Why Do Good Managers Set Bad Strategies?

Peter Jones Innovation

An interesting confessional from the master of corporate strategy, the Five Forces guru Dr. Michael Porter.

“Errors in corporate strategy are often self-inflicted, and a singular focus on shareholder value is the “Bermuda Triangle” of strategy, according to Michael E. Porter, director of Harvard’s Institute for Strategy and Competitiveness.

These were two of the takeaways from a recent talk by Porter — titled “Why Do Good Managers Set Bad Strategies?” — offered as part of Wharton’s SEI Center Distinguished Lecture Series. During his remarks, Porter stressed that managers get into trouble when they attempt to compete head-on with other companies. No one wins that kind of struggle, he said. Instead, managers need to develop a clear strategy around their company’s unique place in the market.”

This is a significant change, if it makes a difference. Regardless of the different approaches to strategy, planning, and market development, the non-academic practice of strategy has grown up around Porter’s 1980’s work, which was an is hugely influential. The industry analysis, dominate your sector-based mindset that evolved under Five Forces grew into a set of practices that prevented managers from thinking creatively about internal resource development and product innovation. As long as large companies performed well and made money, and shareholders stayed on the train, there was no perceived need to reinvent strategy itself.

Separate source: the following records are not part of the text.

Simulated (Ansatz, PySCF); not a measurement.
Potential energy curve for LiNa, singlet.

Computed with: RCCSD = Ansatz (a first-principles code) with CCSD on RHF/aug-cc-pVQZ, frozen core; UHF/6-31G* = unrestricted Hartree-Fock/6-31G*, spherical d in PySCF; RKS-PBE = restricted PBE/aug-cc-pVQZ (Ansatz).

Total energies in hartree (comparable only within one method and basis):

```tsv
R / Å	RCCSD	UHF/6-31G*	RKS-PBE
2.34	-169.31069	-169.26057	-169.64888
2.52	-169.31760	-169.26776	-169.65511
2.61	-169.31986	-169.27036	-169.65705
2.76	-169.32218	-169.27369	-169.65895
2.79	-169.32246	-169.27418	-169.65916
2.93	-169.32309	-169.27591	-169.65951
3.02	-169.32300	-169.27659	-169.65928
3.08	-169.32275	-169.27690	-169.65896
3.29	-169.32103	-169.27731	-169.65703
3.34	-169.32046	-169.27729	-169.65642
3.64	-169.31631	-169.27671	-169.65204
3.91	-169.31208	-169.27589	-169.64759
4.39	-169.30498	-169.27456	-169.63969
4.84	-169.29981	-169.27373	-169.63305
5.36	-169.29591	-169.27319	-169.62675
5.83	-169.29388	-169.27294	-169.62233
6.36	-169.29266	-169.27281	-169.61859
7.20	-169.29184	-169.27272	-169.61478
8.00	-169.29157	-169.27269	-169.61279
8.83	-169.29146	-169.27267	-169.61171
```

“When Porter started out studying strategy, he believed most strategic errors were caused by external factors, such as consumer trends or technological change. “But I have come to the realization after 25 to 30 years that many, if not most, strategic errors come from within. The company does it to itself.”

Innovation and knowledge-leverage strategies require developing a strong internal focus, according to the Penrose (1959) school of resource-based perspective, an empirical approach that enhances organizational capacities and learning, as opposed to theoretical market forces that are always imperfectly understood. A market must be understood, of course, but the strategic basis for action should be based on resources and practices that are unique and non-transferable or imitable.

How does the Penrose RBV orientation apply to design and innovation? Knowledge management scholars such as (Zack and yes, Jones) have argued that the development of knowledge practices is the primary source of innovation and competitive advantage. Product/service design and innovation are not measured by shareholder value – and we should not be led by outdated views of business strategy into taking guidance from such a singular corporate metric. Shareholder value leads to short-term thinking, which constrains innovation to the immediately doable. As a strategy, it puts the future of the firm in the hands of Wall Street investors, which is no strategy for success at all.